Equivalent definition of compact support modulo $H$

Question

My question is how to prove the equivalenc:

Given a function $f\in X$, the following definition for compact supported modilo H are equivalent:

1. The image of the support supp $f$ of $f$ in $H\backslash G$ is compact.

2. supp $f\subset HC$ for some compact set $C$ in $G$.

I found a similar question here that may help(link), but after reading that I still can't solve it myself.

Answer 1

It's been a long time, but here's an answer.

Denote $q : G \rightarrow H \backslash G$ the quotient map.

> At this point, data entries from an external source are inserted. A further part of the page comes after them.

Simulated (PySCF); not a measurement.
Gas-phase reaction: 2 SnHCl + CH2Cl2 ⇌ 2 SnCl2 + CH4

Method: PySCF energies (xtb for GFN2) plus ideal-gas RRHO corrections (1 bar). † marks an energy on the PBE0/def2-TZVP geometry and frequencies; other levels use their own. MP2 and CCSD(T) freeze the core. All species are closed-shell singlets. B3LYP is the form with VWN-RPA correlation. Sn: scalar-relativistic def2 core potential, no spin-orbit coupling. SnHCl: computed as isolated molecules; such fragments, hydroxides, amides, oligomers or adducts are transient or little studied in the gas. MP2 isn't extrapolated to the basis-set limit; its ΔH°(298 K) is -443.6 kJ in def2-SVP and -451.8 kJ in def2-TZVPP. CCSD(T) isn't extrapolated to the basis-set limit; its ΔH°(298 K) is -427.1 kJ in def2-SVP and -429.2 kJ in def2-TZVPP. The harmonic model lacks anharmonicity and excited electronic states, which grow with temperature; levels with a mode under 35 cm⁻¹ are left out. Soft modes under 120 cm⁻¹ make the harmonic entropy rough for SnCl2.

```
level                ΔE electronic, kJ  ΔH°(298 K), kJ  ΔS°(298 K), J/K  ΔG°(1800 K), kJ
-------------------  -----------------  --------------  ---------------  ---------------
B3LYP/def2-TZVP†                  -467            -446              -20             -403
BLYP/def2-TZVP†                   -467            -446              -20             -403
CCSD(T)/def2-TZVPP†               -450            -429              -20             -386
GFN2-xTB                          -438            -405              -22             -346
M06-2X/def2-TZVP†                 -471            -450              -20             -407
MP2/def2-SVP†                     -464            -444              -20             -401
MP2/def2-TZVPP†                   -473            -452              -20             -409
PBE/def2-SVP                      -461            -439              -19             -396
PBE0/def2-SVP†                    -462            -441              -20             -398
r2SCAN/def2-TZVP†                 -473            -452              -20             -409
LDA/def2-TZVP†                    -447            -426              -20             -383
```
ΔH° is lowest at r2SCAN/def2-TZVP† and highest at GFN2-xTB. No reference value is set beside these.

• $1$ implies $2$: There exists an open compact subgroup $K \le G$ such that $f \left( g k \right) = f \left( g \right)$ for any $g \in G$ and $k \in K$. Then since $q$ is an open map, we have that $q\left( K \right)$ is open. Now $q \left( \operatorname{supp}f \right)$ is compact, and we have $$ q \left( \operatorname{supp}f \right) \subseteq \bigcup_{g \in \operatorname{supp} f} q\left( g K \right).$$ Since $q \left( \operatorname{supp}f \right)$ is compact, we have that there exists a finite subcover, i.e., there exist $g_1, \dots, g_N \in G$, such that $$ q \left( \operatorname{supp}f \right) \subseteq \bigcup_{i = 1}^N q\left( g_i K \right).$$ This implies $$ \operatorname{supp}f \subseteq H \bigcup_{i=1}^N g_i K,$$ and $C = \bigcup_{i=1}^N g_i K$ is compact as a finite union of compact sets.
• $2$ implies $1$: suppose that $\operatorname{supp}f \subseteq H \cdot C$, where $C \subseteq G$ is a compact subset. It suffices to explain why $q\left( \operatorname{supp}f \right)$ is closed, because then $q\left( \operatorname{supp}f \right) \subseteq q\left( HC \right) = q\left( C \right)$, and $q \left( C \right)$ is compact as a continuous image of a compact set. Suppose $g_0 \in H \backslash G$ and $g_0 \notin q \left( \operatorname{supp}f \right) $. Let $g \in G$ with $q \left( g \right) = g_0$. Then $f \left( g \right) = 0$. Since $f \left( g k \right) = f\left( g \right)$ for any $k \in K$, we have $f\left(gk \right) = 0$. Hence $q\left( g K \right) \cap q \left( \operatorname{supp}f \right) = \emptyset$. We have that $q\left( g K \right)$ is open, since $q$ is an open map, and we have $g_0 \in q\left( g K \right)$. Therefore we showed that the complement of $q \left( \operatorname{supp} f \right)$ in $H \backslash G$ is open, i.e., $q \left( \operatorname{supp} f \right)$ is closed. Since $q \left( \operatorname{supp} f \right) \subseteq q \left( C \right)$, where the left hand side is closed and the right side is compact, we get that the left side is compact.